Why make this trip? It was an act of faith, really; a belief in the tradition of late-season and post-season basketball that promises double the return on every minute invested. Football is America's spouse; basketball is its affair.

O.K. There were other reasons to pick this game, as well:

1) I am a Williams alumnus and my daughter is a student there; hence, I have a distant interest.

2) I am engaged in an ongoing attempt to convince Hockey Player Son that basketball, a game I played and coached in a previous life, is more than ``frickin' timeouts.''

But in the end, it was just the faith. And faith was rewarded with a gift. Sometimes a game beckons. Here Amherst had not only beaten Williams twice, but just two of its 26 victories had been by less than 10 points. ``To be honest, you'd really have to say that they're probably deeper and more talented than we are,'' Williams coach Dave Paulsen, who took the Ephmen (named for college founder Col. Ephraim Williams) to the national title in 2003, told me the day after the game.

However, Amherst had already clinched a berth in the nationals and had lost to Trinity College on Feb. 10. Meanwhile, Williams had been 8-9 at one point in the season. but had won seven of its last nine and had beaten Trinity to reach the NESCAC final. Most importantly, Williams and Amherst are intense rivals, despite -- or perhaps because of -- the fact they compete for the same students and athletes. Some games smell close; this was one of those games.
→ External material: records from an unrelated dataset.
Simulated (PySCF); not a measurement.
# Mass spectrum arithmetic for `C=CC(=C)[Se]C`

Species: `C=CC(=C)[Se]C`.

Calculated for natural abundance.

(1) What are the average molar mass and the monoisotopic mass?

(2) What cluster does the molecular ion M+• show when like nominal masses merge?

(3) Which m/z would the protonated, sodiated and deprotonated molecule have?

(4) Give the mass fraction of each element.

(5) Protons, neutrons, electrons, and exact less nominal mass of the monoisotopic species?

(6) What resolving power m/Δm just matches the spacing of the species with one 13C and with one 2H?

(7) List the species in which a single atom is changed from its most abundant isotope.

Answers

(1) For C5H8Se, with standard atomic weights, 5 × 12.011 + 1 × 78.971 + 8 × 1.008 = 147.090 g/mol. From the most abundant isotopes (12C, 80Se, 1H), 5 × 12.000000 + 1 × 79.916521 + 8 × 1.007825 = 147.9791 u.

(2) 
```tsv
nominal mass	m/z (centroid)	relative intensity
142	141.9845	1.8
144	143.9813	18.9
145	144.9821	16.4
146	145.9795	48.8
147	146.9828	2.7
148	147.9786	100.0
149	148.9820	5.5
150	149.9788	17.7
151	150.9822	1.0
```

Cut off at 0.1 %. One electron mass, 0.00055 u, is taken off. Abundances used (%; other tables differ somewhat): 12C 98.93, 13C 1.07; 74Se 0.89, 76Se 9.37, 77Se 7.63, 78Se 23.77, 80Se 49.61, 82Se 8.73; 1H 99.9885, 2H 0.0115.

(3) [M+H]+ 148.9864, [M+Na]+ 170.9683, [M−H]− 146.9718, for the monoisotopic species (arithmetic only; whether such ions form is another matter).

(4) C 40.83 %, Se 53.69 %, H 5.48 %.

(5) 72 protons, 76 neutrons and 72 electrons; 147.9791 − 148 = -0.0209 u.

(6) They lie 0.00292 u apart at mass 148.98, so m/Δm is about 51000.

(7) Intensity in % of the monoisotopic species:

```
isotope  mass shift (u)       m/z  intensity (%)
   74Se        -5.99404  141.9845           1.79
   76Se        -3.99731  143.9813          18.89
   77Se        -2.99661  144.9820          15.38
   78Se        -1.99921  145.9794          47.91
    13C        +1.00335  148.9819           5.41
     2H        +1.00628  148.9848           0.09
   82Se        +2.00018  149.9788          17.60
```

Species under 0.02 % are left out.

Or maybe not. When I walked into the gym with Hockey Player Son two minutes past tipoff, Amherst led, 7-0. In the ensuing three minutes, that lead would grow to a preposterous 15-0 and nearly seven minutes would elapse before Williams sophomore Kevin Snyder dropped a three-pointer from the left side, the Ephs' first basket, prompting a raucous, sarcastic -- and hilarious -- cheer from the Amherst student section.